And Article 5 even touches on the delicate and urgent question of foreign nationals detained for political reasons in China (even if China makes excuses for that), calling “[…] for the immediate release of the Swedish national book publisher Gui Minhai and the two Canadian citizens Michael Spavor and Michael Kovrig.”

Now – action

Just words, as usual, one may comment. No, not only. Not this time. At least in the intentions of the MEPs who passed this urgent resolution. In fact, the document urges to action the international community explicitly and the European Parliament specifically. Article 13 “[c]alls on EU Member States to prevent any activities undertaken by the Chinese authorities in the EU’s territory to harass members of Turkic communities, Tibetans and other religious or ethnic groups in order to compel them to act as informants, to force their return to China or silence them.” And, very importantly, Article 14 “[c]alls on the Chinese authorities to allow free, meaningful and unhindered access to Xinjiang province and Tibet Autonomous Region for journalists and international observers, including for the UN High Commissioner for Human Rights and UN Special Procedures; calls for the EU and the Member States to take the lead during the next session of the UN Human Rights Council on a resolution establishing a fact-finding mission to Xinjiang.”

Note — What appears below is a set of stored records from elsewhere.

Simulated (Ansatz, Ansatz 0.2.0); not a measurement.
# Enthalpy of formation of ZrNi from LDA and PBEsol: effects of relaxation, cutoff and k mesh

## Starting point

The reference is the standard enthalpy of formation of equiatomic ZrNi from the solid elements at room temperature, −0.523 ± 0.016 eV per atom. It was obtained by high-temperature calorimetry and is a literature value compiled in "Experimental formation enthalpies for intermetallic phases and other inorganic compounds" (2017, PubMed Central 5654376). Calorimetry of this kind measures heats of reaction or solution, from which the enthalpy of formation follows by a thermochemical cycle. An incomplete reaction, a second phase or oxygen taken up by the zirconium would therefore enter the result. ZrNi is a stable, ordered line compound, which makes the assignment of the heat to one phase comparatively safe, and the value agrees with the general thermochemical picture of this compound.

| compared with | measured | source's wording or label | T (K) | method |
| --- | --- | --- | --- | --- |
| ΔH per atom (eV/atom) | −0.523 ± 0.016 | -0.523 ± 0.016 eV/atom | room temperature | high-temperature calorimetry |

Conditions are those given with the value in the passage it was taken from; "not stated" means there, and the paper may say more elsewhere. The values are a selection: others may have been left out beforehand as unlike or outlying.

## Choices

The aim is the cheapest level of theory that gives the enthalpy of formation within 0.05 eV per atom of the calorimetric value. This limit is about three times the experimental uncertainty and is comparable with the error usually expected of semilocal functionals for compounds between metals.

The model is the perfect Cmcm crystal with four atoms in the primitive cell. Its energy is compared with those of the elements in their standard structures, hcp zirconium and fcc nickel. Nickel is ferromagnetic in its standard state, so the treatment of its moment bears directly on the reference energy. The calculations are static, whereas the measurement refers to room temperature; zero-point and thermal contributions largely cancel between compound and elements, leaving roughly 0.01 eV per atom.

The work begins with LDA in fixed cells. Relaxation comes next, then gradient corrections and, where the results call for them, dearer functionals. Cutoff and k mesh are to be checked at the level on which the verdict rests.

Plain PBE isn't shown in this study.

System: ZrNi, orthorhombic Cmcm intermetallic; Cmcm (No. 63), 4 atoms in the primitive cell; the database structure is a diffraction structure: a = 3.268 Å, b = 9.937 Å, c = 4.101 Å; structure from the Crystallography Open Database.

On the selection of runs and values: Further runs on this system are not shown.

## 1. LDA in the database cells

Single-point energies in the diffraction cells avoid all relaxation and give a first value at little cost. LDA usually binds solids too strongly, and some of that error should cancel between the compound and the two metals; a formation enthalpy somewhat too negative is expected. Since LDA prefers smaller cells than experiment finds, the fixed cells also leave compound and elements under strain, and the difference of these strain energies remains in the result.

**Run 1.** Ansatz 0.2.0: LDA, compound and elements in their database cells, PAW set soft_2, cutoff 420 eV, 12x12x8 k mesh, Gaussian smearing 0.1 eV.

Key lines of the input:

If this happens, it will be a single significant accomplishment. In fact, recent visits by foreign delegations invited to Xinjiang appear to be staged travels for friends and allies. China Daily has reported on the visits by observers from Pakistan, Venezuela, Cuba, Egypt, Cambodia, Russia, Senegal and Belarus in February 2019, astonishingly saying that they all “[…] spoke with trainees at vocational education and training centers, clerics and other members of the public during their visit” (calling detention camps “vocational education and training centers” and detained “trainees” is the Chinese regime’s “Newspeak”) and all “[…] agreed that the Chinese government has made achievements in preventing terrorism, safeguarding the religious freedom of its citizens and conserving ethnic traditions and culture.” After all, Chinese foreign ministry’s spokesman, Mr. Lu Kangs, defines Xinjiang “[…] an open place,” Pakistan states that Xinjiang’s detention camps have just been “sensationalized” and Saudi Arabia uncritically buys Beijing’ lies on fighting “terrorism” in the region.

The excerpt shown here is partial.